With his death April 21, Pope Francis marked yet another first in the history of the Catholic Church: he became the first pope to open the Holy Door of St. Peter’s Basilica without living to close it.
The pope opened the Holy Door Dec. 24, 2024, marking the beginning of the Holy Year 2025, a tradition normally celebrated in the church every 25 years as a time of spiritual renewal and pilgrimage. His death four months later means the Holy Door will be sealed by his successor – an unprecedented moment in the modern history of Jubilee celebrations.
Only once before had a Jubilee begun under one pope and concluded by another. In 1700, Pope Innocent XII, already gravely ill, gave his blessing for the start of the Jubilee he had declared in 1699 but was unable to preside at the opening of the Holy Door. He died in September 1700 and it fell to Pope Clement XI, elected later that year, to close the Holy Door and conclude the Jubilee.

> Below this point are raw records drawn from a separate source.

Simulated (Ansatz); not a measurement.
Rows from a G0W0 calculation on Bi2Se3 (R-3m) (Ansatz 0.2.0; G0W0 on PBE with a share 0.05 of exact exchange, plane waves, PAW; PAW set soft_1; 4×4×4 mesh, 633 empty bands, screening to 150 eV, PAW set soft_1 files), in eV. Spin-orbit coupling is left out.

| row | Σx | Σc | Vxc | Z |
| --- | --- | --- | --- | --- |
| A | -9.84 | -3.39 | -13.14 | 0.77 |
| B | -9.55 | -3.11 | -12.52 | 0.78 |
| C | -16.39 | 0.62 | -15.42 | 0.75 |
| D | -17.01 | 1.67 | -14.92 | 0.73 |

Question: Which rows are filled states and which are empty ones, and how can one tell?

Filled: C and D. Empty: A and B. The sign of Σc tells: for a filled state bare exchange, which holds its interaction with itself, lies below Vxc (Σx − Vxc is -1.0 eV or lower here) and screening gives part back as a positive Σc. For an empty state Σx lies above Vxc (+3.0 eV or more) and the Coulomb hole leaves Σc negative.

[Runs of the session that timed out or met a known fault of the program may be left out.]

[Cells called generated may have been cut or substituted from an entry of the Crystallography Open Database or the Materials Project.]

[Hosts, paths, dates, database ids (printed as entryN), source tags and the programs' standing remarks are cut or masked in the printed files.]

There have been other instances in which a Jubilee was proclaimed by one pontiff and carried out by another.
In 1389, Pope Urban VI declared the following year to be a holy year by changing the cycle of Jubilee celebrations to be observed every 33 years. His death that year meant the Holy Year 1390 was presided over by Pope Boniface IX.
A similar situation occurred when Pope Paul II proclaimed the Holy Year 1475 and laid out the requirement of visiting Rome's four major basilicas, but he died before the Jubilee began and it was presided over by Pope Sixtus IV.
Pope Julius III presided over the Holy Year 1550 proclaimed by his predecessor, Pope Paul III, and Pope Pius VI presided over the Holy Year 1775 proclaimed by his predecessor Pope Clement XIV.
Yet Pope Francis became the only pope to personally open the Holy Door to inaugurate a holy year without closing it himself.
He previously opened and closed the Holy Door of the basilica during the extraordinary Jubilee of Mercy he called in 2015. The pope was also the first to open a holy door outside the Vatican, opening the Holy Door of the Notre-Dame Cathedral in Bangui, Central African Republic, that year.
In December 2024, he opened the Holy Door at the church in Rome's Rebibbia prison complex as a sign of hope to incarcerated people.
A few days before Pope Francis was elected in March 2013, he told his fellow cardinals, "I have the impression that Jesus is locked inside the church and that he is knocking because he wants to get out!"
Among his last gestures as pope, he left the door to the world's largest church wide open.